In the universities and in the job market, America’s systems of racial and ethnic quotas have generally harmed Jews—whether by a design a century ago or in the name of helping other groups today. For precisely this reason, Ruth Wisse has argued that American Jews ought to oppose the efforts of colleges like Harvard to exclude Asian Americans. Behind such discriminatory policies are governmental systems designed to sort U.S. citizens by race, which are the subject of a new book by David E. Bernstein. George Will begins his review by citing an example of a Jew named Steve Lynn, who, unusually, benefitted from a quota:
His business qualified as a minority business enterprise because his ancestors were Sephardi Jews who fled Spain centuries ago, making him, in the government’s squint, Hispanic. Your government decrees that immigrants from India are Asians but their cousins from Afghanistan are White. In America’s benighted days of yore, hearings and trials determined racial identities (octoroon, quadroon, etc.). In today’s America, such determinations are progressive because they protect the integrity, such as it is, of affirmative-action programs.

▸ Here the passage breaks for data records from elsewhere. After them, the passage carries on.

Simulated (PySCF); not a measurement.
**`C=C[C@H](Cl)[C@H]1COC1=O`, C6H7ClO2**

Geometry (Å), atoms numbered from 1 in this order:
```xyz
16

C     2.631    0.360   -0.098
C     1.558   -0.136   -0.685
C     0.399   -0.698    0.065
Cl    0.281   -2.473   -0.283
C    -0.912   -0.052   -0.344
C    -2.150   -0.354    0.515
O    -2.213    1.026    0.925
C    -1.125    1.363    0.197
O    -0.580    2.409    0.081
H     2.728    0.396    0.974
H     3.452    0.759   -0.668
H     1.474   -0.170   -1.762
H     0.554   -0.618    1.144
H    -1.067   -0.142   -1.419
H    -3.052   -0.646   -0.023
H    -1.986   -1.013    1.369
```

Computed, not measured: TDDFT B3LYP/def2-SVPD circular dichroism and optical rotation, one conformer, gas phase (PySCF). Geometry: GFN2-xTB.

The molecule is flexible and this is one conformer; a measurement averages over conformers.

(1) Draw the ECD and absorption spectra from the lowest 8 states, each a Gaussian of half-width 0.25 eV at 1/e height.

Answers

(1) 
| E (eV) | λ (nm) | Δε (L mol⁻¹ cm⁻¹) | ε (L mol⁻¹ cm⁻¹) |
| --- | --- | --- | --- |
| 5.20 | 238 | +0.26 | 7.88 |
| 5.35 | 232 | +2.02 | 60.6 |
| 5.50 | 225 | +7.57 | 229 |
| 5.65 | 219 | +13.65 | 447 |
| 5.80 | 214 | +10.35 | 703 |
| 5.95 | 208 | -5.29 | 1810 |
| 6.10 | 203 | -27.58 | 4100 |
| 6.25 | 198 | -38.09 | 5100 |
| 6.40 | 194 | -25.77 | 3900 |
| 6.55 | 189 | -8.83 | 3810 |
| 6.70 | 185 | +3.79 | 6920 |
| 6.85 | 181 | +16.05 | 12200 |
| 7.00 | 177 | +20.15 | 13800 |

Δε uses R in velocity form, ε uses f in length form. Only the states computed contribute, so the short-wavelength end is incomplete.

In 1977, to facilitate gathering racial and ethnic data, the government promulgated racial and ethnic categories, but stipulated that they should not be “determinants of eligibility for participation in any federal program.” This was promptly ignored, and has been exacerbated by the American tradition of self-identification. Soon a scramble was on to win victim status, and to deny that status to groups which, if they clambered aboard the gravy train, would leave less gravy for the supposedly more deserving.
The racial/cultural/geographic/whatever spoils system is now so entrenched, it is too late for what would encourage a shared national identity: complete separation of race and state. Meaning, government abstention from racial and ethnic classifications.
Today’s ever-more-arbitrary system vindicates Bernstein’s warning that such classifications are “self-fulfilling”: they encourage people to think of themselves not as individuals but as members of grasping grievance groups. Young people are taught this unattractive orthodoxy at colleges that celebrate a “diversity” that is skin-deep.